Functions¶
Functions operate at the row level.
if_else¶
if_else(condition, expr_if_true, expr_if_false)
// A ternary operator is also supported.
(condition ? expr_if_true : expr_if_false)
condition- An expression that evaluates toTRUEorFALSE.expr_if_true- Value to return ifcondition=-TRUEexpr_if_false- Value to return ifcondition==FALSE
The if_else function evaluates an expression and returns expr_if_true or expr_if_false depending on the evaluation of condition.
flavor: if_else(flavor == "Chocolate", sugar > 50, sugar < 50)
max¶
Returns the max of arguments passed
orders: max(1,2,3) == 3 # Returns 3 == 3; true
items: max(col1, col2, col3) # Returns the max value for the given row of col1-3.
inventory: max(col1) # This does not return the max for an entire column; col1 is a scaler value.
min¶
Returns the minimum of arguments passed
to_lower¶
Converts a string to lowercase.
to_upper¶
Converts a string to uppercase.
replace¶
replace(value, find, replace)
count¶
count(column)
Returns the number of times the passed value(s) have been observed.
color: count(color) <= 20 # Fails if a value is observed more than 20x times.
configuration: count(color, size) <= 10 # Fails if the combination of values is observed more than 10 times.
Note
count does not work well on large datasets. It stores a hash digest of the arguments to test for uniqueness.
null coalescence¶
?? can be used to set a default value.
(colname ?? 1) == 1 # returns TRUE if colname==NA/nil
Two-Pass Functions¶
Two-pass functions allow for more advanced expressions to be evaluated, but they require a first-pass through the file to collect information.
group_count¶
group_count(group_column, count_column, eq_value)

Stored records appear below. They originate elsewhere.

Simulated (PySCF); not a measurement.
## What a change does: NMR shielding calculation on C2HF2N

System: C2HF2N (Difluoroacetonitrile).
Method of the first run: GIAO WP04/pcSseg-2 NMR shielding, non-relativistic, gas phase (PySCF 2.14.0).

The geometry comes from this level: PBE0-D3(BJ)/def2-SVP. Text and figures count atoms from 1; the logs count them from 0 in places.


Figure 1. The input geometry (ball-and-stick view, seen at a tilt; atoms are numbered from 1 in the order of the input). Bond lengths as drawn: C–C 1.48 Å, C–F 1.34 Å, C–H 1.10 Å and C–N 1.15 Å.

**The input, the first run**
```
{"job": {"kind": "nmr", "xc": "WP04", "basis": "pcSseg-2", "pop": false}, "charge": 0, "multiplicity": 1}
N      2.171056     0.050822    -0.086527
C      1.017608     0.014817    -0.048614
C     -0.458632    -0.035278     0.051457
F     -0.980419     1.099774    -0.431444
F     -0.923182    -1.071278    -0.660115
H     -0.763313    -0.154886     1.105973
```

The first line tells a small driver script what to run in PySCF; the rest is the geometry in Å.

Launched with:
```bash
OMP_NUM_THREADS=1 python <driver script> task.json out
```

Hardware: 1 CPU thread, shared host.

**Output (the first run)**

group_count will group data by the group_column, and count the number of occurences of eq_value in the count_column.
example
family_id: is_int()
person: group_count(person, is_head_of_household, true) == 1
is_head_of_household: is_bool()
In the example above, we are checking to see that only one person in a family is set to true for the column is_head_of_household. If you have missing data in your grouping column you may need use an if_else statement to conditionally validate a row as true:
family_id: is_int()
person: if_else(is_missing(), true, group_count(person, is_head_of_household, true) == 1)
is_head_of_household: is_bool()